Twelve years later, Nadar was offering his services to the military authorities of Paris, and his Balloon Corps floated over the siege lines of the Prussian Army. The intervening years had seen Thaddeus Lowe’s Union Army Balloon Corps providing vital intelligence to McClelland and Johnston’s forces in the Peninsular Campaign. Another century on, the first images of the earth from space came from the nose cone of a captured Nazi V-2 rocket, reassembled and launched from the New Mexico desert.

The V-2 experiments of 1946 were designed to measure not the earth, but the rocket itself. The engineers and scientists who built it wanted to analyse the rocket’s trajectory, how it manoeuvred in the upper atmosphere and what the effect of cosmic rays on its delicate instruments might be. But Clyde Holliday, the engineer who built the V-2’s cameras, recognised the importance of the photographs themselves, writing in National Geographic in 1946 that ‘Results of these tests now are pointing to a time when cameras may be mounted on guided missiles for scouting enemy territory in war, mapping inaccessible regions of the earth in peacetime, and even photographing cloud formations, storm fronts, and overcast areas over an entire continent in a few hours … the entire land area of the globe might be mapped in this way.’

Those same scientists worked on the first imaging satellites, which started to appear in orbit at the end of the 1950s in order to fulfil Holliday’s predication. Explorer 6, a small earth science satellite designed to measure geomagnetism and cosmic rays, sent back the first images from orbit in August 1959, via an experimental television scanner. But the real advances in imaging were happening under a parallel programme called Discoverer. Discoverer was actually a cover name for the highly secret Corona project, which dropped still images from orbit in sealed buckets, scooped up by specially modified C-119 aircraft as they fell through the atmosphere. Discoverer officially ended in 1962, but the spy satellites continued, now in complete secrecy, under the names Keyhole and Misty, their existence only known through occasional leaks to the press.

In 2004, Google acquired Keyhole, Inc., a small tech startup named in homage to the spy programme, which had built an impressive earth imagery viewer called Earth Viewer – better known today as Google Earth. Google Earth and its associated maps and guides have revolutionised how all of us see the earth, becoming accustomed to the once-privileged God’s Eye view from above. The kind of vision exalted by Hugo has become commonplace, a superpower we use to drive to the shops. But this vision has always been filtered through multiple systems and agencies.

Keyhole Inc’s earlier investors were the CIA and the National Geospatial Agency, and this proved to be a lasting marriage: in September 2008, Google’s logo was plastered on the side of a Delta II rocket which launched from Vandenberg Air Force Base in California, carrying the first GeoEye satellite, financed by the NGA. Imagery from the satellite was exclusively reserved for Google and the US government – although until last year only lower resolution images were allowed to reach the public.
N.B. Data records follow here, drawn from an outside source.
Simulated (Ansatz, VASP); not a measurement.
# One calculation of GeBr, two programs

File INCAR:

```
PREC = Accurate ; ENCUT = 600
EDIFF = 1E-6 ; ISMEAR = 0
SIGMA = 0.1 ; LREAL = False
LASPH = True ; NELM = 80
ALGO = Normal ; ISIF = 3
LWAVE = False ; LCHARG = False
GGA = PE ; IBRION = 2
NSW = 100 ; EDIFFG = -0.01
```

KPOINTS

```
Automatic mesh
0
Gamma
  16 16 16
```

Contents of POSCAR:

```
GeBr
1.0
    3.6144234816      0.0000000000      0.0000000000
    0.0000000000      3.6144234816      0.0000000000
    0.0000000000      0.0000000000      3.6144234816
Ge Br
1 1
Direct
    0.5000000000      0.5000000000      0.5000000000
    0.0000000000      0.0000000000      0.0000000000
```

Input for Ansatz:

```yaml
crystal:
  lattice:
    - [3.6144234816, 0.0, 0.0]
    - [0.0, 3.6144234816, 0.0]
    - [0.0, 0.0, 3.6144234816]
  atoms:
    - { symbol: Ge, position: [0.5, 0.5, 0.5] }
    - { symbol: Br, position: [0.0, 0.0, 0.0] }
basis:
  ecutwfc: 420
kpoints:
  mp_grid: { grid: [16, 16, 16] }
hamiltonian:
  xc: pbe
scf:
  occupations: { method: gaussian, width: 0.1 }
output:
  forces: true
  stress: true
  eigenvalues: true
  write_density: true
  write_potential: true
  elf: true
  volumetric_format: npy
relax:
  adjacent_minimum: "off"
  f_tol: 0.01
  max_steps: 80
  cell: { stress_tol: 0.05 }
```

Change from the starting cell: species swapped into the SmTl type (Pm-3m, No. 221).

This principle is known elsewhere as Selective Availability. When the Global Positioning System was developed, its stunningly and beautifully complicated mathematical underpinnings allowed for multiple signals from space-based atomic clocks to triangulate any position on the earth’s surface. But those signals are also encrypted: until 2000 (a full quarter century into the protocol’s operation) an offset introduced into the encrypted signal reduced its accuracy for non-military users, a displacement of up to a hundred metres. At global scale, this is little, but if you’re trying to build better public services through surveying or navigation, or bring a rocket-propelled grenade down on the heads of a marine emplacement, it’s pretty crippling. It wasn’t until the US military developed other systems for selectively denying GPS to specific areas that Selective Availability was turned off for everyone. You won’t be lost now – unless you make the wrong enemies.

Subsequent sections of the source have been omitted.